Tuesday, February 7, 2017

This is a new internal discussion started by OIC senior member John Hankey which I am making public because there is no reason why I shouldn't. It concerns the important issue of what JFK would have done about Vietnam had he lived. It's often said that JFK was planning to pull out, and I understand the basis for it, but here John provides reasons why that is far from certain. His point about the assassination of South Vietnamese President Diem is well taken: if JFK was involved in that, if he gave the order for it, then all bets are over concerning his intention to pull out of Vietnam. RC

Dear Vince , Marty Ralph, Larry etc. 

I thought I'd share something that I came across recently of some note.
Prouty describes how, in crafting NSAM 263, he worked closely and carefully with JFK and Krulak to come up with just the right phraseology to get the CIA out of Vietnam.  
I was looking into this issue of Johnson's character; and to what extent, in affirming NSAM 273, he was aware of the extent to which he was reversing nsam 263.  273 says, after all,  right in the first paragraph, that it is simply a re-affirmation of Kennedy's policies -- so that no one should suspect, or harbor hope even, that there might  be a change under the new president.  Johnson told interviewers (Chronkite maybe?)  he believed that he was carrying on Kennedy's plan, which did not include withdrawal, and cited Kennedy's having told Chronkite, and others, that withdrawal was a bad idea, 2 weeks before his murder.  

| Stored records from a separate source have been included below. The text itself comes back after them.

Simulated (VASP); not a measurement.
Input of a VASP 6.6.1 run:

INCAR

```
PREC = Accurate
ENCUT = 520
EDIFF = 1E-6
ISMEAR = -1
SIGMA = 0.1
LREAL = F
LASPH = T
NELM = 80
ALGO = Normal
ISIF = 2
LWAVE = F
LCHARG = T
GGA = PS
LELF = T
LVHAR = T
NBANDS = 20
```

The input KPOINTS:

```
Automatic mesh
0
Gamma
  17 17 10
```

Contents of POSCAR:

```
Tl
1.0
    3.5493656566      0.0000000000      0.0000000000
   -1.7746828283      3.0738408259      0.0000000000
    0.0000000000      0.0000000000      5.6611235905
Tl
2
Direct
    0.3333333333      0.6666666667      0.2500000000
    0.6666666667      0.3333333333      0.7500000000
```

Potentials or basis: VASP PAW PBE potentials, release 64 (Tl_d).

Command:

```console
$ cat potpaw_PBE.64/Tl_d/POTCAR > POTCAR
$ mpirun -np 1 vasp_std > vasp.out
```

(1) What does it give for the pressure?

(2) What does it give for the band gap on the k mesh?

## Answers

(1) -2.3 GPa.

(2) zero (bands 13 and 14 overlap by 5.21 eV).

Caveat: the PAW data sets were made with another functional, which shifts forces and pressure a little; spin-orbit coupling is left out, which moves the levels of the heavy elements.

When you resort to 263 itself, to settle the issue, it refers you to the McNamara/Taylor report, crafted by Kennedy, Krulak, and Prouty, and handed to McNamara & Taylor when they stopped over in Hawaii on their way back from Vietnam.  And while the McNamara/Taylor report talks about removing 1,000 troops, and about removing "the bulk of the military" by December '65, it does not say what Prouty describes: a complete withdrawal that includes CIA operatives.  Ask Obama about "withdrawing the bulk of the military" and whether it means being "out".

It is my observation, then, that good, honest, sincere people argued over whether Kennedy planned to withdraw or not.  I very much respect Peter Dale Scott, and turned to him and his research, specifically his article in the Gravel edition of the Pentagon papers; and while arguing that Kennedy planned to withdraw, he persuaded me of the opposite, that he did not.  What tipped the scales for me, was the question of why, if he planned to withdraw, Kennedy would approve the murder of Diem.  The decision to support a coup, which the documentary record lays squarely on Kennedy's shoulders, does not signal disengagement, in my book.  Precisely the opposite.  Stewart Alsop attacked Diem for negotiating with the North.  So overthrowing him, to me, is a sign of a very firm commitment to a military escalation.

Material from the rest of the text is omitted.